If it can’t be tested successfully, should it nevertheless be unleashed license-free into the wide open market? That’s what the NAB is wondering after yet another test of a potential unlicensed device was halted when the device unexpectedly froze. Microsoft put out a release about a device it was testing, with this extraordinary admission: "The Microsoft device has been delivering meaningful results over several weeks but unexpectedly shut down on March 26."
Microsoft expressed its hopes that the FCC itself would continue research into how to make the technology work, saying, "The FCC has tremendous technical expertise and will continue to rely on its own substantive knowledge."
NAB Executive Vice President Dennis Wharton, noting that this is Microsoft’s third such failure, said, "In baseball, it’s three strikes and you’re out," said Wharton. "How many strikes does Microsoft get? If they can’t get the device to work in the lab, how are they going to get it to work in the real world?"
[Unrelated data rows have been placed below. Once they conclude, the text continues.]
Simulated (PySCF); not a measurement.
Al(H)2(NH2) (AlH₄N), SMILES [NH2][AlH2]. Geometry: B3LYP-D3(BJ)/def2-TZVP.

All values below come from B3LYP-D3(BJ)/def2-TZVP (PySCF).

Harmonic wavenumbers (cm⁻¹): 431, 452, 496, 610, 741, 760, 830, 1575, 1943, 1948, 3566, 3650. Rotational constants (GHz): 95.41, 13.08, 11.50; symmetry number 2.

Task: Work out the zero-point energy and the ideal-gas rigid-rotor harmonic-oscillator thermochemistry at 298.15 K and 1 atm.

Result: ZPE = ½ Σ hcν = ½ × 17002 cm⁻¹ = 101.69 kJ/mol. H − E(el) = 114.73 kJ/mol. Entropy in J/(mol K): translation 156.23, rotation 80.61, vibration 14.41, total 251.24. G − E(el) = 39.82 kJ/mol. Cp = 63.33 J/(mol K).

RBR/TVBR observation: Perhaps we’re oversimplifying, but isn’t Microsoft’s whine kind of like saying "Hey, I have this great idea for a perpetual motion device, and the Patent Office has tremendous technical expertise — perhaps they can help me get it to work!" The good news is that it further reduces the odds that some technophiliac bureaucrat will unleash these devices before we’ve even gotten around to debugging the DTV transition.